I have a pretty terrible memory. I constantly forget where I left my phone, and I couldn't tell you what I ate for breakfast the day before yesterday. When friends bring up something we did together in 2017, I'll frequently blurt with surprise, "wait, we did?" But if you asked me to recite the opening lines of E.B. White's short story "Once More to the Lake," I could do it without blinking. By some strange alchemy, that passage, which I read obsessively before one high school English exam, remains branded in my mind a whole decade later.

But hold your applause. While this feat amazes me, it would have been normal — expected, even — for many people in almost every culture throughout human history. Even as recently as half a century ago, schoolchildren as young as 8 would be expected to memorize as many as 40 lines of poetry. But today, the recitation of literature is something so unexpected that it can dazzle a room and provoke rosy recollections of relatives who knew "Kubla Khan" by heart. For all the value we still place on literary recitations, it would seem that they have almost melted away.

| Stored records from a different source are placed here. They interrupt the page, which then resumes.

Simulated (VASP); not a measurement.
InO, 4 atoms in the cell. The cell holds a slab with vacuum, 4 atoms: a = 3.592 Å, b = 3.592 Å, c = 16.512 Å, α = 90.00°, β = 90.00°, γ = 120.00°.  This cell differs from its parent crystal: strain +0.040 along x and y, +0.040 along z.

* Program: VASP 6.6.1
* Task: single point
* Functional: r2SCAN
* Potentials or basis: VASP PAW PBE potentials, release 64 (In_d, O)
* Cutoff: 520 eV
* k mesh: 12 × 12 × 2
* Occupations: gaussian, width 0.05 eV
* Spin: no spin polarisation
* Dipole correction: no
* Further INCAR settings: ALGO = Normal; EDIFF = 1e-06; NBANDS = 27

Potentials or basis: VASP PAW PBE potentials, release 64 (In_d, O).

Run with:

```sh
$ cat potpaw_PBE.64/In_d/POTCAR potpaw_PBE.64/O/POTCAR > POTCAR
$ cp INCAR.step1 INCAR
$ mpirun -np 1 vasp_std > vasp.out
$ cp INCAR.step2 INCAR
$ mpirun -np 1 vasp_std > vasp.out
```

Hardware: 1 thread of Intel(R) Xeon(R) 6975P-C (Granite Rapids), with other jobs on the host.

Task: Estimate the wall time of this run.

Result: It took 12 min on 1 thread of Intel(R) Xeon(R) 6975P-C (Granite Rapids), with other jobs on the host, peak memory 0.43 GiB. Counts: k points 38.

Before every smidgen of knowledge was a mere Google search away, it was customary for students to memorize great works, from poems to famous political speeches to religious passages. In antiquity, "there were elaborate mnemotechnic ways of memorizing speeches," explained Katharina Volk, the director of undergraduate Classics studies at Columbia University, citing the method of Ioci and Ars Memorativa. It was also customary to memorize far more prosaic works: In the U.S. and U.K. in the 19th century, "memorization was the default learning technique across the whole curriculum," said Catherine Robson, the author of Heart Beats: Everyday Life and the Memorized Poem. "To learn your lesson was to learn the passage in the textbook about the geography of Iowa. When it was your turn to be examined by the teacher, in the U.S. system you would go up to the recitation bench and you would recite that paragraph."

Even some older generations might still remember being forced to commit text to memory in school. It is a less common practice now, especially in the U.S.: I had a teacher who — cruelly, it had seemed at the time — made my class memorize the short Preamble to the Constitution, requiring us to repeat the test over and over until we got it exactly right. As City Journal explains, "For progressive educators, to require students to recite 'Daffodils' or memorize the Gettysburg Address is a relic of a 'drill and kill' culture that inhibits the development of the self and is the educational equivalent of a chain gang." Many academics now agree that forced rote memorization is a useless learning technique — that something memorized does not mean it is necessarily absorbed or understood.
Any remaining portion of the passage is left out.